Lawsuit from man who rented Burnaby home to run Airbnb business dismissed
8050 Kaymar Dr. in Burnaby is seen in this image from BC Assessment.
VANCOUVER -- A man who leased a home in Burnaby specifically so he could run an Airbnb rental business there has had his lawsuit against the landlord dismissed on the grounds that he agreed to terminate his tenancy and his business was illegal in the first place.
Tong Heintz Sun filed the claim in provincial court in Vancouver against Liang Zhi Duan, her husband De Heng Luo and Green Team Realty, which helped the property owners arrange the lease.
Sun claimed those three entities should be ordered to pay for income he lost when the lease on the property ended early, as well as for the cost of furniture he purchased for the rental business and resold at a loss.
According to the decision from provincial court Judge Wilson Lee, Sun and Duan signed a residential tenancy agreement in December 2018 for the property at 8050 Kaymar Dr., "even though the property would be used for the commercial business of short-term rentals."

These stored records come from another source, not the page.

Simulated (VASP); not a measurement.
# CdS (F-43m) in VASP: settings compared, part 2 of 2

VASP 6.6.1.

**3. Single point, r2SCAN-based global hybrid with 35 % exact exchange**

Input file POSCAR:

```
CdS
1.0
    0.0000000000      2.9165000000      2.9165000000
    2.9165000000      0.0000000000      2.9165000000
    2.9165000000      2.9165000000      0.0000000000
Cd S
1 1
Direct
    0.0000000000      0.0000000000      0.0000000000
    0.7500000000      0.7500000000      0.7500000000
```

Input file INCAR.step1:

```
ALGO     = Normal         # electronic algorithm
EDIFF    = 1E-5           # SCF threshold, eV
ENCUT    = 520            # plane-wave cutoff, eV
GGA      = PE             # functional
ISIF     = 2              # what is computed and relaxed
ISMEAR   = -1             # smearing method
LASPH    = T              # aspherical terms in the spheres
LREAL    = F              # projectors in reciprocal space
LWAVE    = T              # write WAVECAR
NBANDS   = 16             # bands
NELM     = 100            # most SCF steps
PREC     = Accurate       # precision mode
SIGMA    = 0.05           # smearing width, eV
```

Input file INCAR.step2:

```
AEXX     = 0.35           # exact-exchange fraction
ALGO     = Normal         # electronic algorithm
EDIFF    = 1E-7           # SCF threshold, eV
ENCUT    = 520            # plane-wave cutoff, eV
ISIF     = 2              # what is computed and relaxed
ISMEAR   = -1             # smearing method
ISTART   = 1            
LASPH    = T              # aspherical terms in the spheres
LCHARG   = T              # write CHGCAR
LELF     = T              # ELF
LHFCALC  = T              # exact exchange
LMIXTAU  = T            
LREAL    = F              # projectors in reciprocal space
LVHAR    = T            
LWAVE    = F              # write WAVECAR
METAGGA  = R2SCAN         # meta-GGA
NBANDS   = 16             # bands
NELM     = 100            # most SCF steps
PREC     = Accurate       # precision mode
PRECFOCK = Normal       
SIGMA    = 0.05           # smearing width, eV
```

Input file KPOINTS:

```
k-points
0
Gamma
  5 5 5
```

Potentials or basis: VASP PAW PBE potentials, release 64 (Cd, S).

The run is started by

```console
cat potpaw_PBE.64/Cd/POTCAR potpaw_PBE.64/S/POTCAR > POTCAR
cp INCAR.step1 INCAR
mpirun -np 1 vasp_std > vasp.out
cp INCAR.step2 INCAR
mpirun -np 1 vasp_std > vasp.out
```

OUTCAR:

Indeed, the parties also signed an addendum to the tenancy agreement stating that the tenant had a "right to operate a short term rental business" on the property.
The court decision indicates that Sun agreed to pay $3,600 per month in rent, and purchased thousands of dollars worth of beds and mattresses for the business he planned to run there.
Sun said the property had "six or seven bedrooms," as well as "a large hall that held three king-sized beds and a downstairs hall that held two king-sized beds," according to Lee's decision.
Property assessment records indicate the residence has a finished basement, but list only five bedrooms in the $1.6-million home.
Sun began listing the home on short-term rental websites, including Airbnb, in January 2019. By April, the City of Burnaby had taken notice.
A letter from the city to Luo and Duan informed them of the city's zoning bylaw, which does not permit anything other than single-family residences in the zone where the property is located. The letter said that continued operation of a short-term rental business there would result in a $400 fine.
After the property owners received the letter, they negotiated with Sun and eventually signed a mutual agreement to end his "tenancy."
Sun argued before the court that he signed the agreement under duress, and therefore is not bound by it and can seek compensation for the loss of income caused by the termination of the lease. The judge dismissed this notion in his decision.
"Mr. Sun is actively involved in the business of short-term rentals and gives advice to others in the same business," Lee wrote in the decision. "He says he is studying law. It is clear to me that he is more than capable of negotiating an agreement. There is no basis to find that the mutual agreement was voidable for reasons of duress."
Sun also disputed the City of Burnaby's authority to issue him a fine, arguing that there was no bylaw prohibiting short-term rentals in the city.
"Having failed to find any enabling legislation, he argues that the operation of the short-term rental was legal," Lee wrote. "An inability to locate the relevant legislation does not excuse a person from obeying the law. I was in fact able to locate the relevant bylaws with a quick search."
The decision also notes that Sun admitted to operating his business without a business licence, which is also a violation of city bylaws.
Though not addressed by any of the defendants in their submissions to the court, the illegality of the business was also a sticking point for Lee.
"Mr. Sun’s claim is for compensation flowing from his operation of a short-term rental business that he was operating contrary to City of Burnaby bylaws," the judge wrote. "If this court were to allow Mr. Sun’s claim, it would be sanctioning an illegal business and allowing Mr. Sun to profit from that illegal business. This court will not be used to support such a claim. Accordingly, I will also dismiss Mr. Sun’s claim for reasons of illegality."
Lee also dismissed Sun's claims against Luo, who was not a party to the lease agreement, and Green Team Realty, which Sun made no allegations of wrongdoing against.
He ordered Sun to pay $50 to Green Team Realty to cover the cost of filing the company's reply to Sun's lawsuit, as well as $500 to Luo and Duan for unnecessary expenses Sun caused them to incur.